Because not only what related to the punishment of the Campanians, but most of the other particulars of this affair, were transacted according to the judgment of Flaccus alone, some authors affirm that Appius Claudius died about the time of the surrender of Capua;
and that this same Taurea neither came to Cales voluntarily nor died by his own hand; but that while he was being tied to the stake among the rest, Flaccus, who could not distinctly hear what he vociferated from the noise which was made, ordered silence; when Taurea [p. 1039]
said the things which have been before related: “that he, a man of the greatest courage, was being put to death by one who was by no means his equal in respect to valour.”

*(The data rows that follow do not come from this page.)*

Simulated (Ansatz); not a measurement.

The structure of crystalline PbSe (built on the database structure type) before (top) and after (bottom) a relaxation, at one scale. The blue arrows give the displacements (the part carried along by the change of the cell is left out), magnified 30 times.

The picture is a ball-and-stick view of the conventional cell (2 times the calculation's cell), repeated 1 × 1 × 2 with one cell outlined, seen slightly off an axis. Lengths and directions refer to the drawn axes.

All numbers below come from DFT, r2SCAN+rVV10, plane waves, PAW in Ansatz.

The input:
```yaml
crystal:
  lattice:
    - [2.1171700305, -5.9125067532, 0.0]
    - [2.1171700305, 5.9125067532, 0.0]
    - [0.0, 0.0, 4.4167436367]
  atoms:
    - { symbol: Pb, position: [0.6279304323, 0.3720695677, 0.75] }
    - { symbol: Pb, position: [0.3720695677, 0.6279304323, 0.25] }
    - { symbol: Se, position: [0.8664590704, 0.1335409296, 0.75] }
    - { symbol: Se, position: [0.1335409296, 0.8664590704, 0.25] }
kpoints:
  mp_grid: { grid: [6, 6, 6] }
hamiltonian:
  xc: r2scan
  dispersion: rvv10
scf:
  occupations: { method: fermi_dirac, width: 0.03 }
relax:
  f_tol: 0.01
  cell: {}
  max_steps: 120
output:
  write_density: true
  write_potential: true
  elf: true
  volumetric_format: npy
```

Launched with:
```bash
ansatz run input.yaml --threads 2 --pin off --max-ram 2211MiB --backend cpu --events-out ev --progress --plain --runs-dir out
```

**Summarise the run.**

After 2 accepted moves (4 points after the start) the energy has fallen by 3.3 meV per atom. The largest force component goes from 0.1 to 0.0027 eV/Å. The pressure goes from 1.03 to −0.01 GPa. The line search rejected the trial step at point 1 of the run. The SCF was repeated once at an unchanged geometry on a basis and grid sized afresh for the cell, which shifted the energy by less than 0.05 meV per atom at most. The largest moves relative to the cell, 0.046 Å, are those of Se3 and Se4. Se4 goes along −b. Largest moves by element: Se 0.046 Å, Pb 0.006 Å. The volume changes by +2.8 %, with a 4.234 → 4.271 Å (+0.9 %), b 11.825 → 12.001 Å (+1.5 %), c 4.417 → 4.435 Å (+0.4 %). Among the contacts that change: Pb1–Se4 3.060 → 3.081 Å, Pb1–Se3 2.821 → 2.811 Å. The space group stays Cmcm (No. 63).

That immediately on his saying this, the herald, by command of the proconsul, pronounced this order: “Lictor, apply the rods to this man of courage, and execute the law upon him first.”
Some authors also relate, that he read the decree of the senate before he beheaded them, but that as there was a clause in it, to the effect, that if he thought proper he should refer the entire question to the senate, he construed it that the decision as to what was most for the interest of the state was left to himself. He returned from Cales to Capua. Atella and Calatia surrendered themselves, and were received.
Here also the principal promoters of the revolt were punished.
Thus eighty principal members of the senate were put to death; and about three hundred of the Campanian nobles thrown into prison. The rest were distributed through the several cities of the Latin confederacy, to be kept in custody; where they perished in various ways. The rest of the Campanian citizens were sold.
The remaining subject of deliberation related to the city and its territory. Some were of opinion that a city so eminently powerful, so near, and so hostile, ought to be demolished. But immediate utility prevailed; for on account of the land, which was evidently superior to any in Italy from the variety and exuberance of its produce, the city was preserved that it might become a settlement of husbandmen.
For the purpose of peopling the city, a number of sojourners, freed-men, dealers, and artificers, were retained; but all the land and buildings were made the property of the Roman state.
It was resolved, however, that Capua should only be inhabited and peopled as a city; that there should be no body- politic, nor assembly of the senate or people, nor magistrates.
For it was thought that a multitude not possessing any public council, without a ruling power, and unconnected by the participation of any common rights, would be incapable of combination.
They resolved to send a prefect annually from Rome to administer justice. Thus were matters adjusted at Capua, upon a plan in every respect worthy of commendation. Punishment was inflicted upon the most guilty with rigour and despatch; the populace dispersed beyond all hope of return; no rage vented in fire and ruins upon the unoffending [p. 1040]
houses and walls.
Together also with advantage, a reputation for clemency was obtained among the allies, by the preservation of a city of the greatest celebrity and opulence; the demolition of which, all Campania, and all the people dwelling in the neighbourhood of Campania, would have bewailed;
while their enemies were compelled to admit the ability of the Romans to punish their faithless allies, and how little assistance could be derived from Hannibal towards the defence of those whom he had taken under his protection.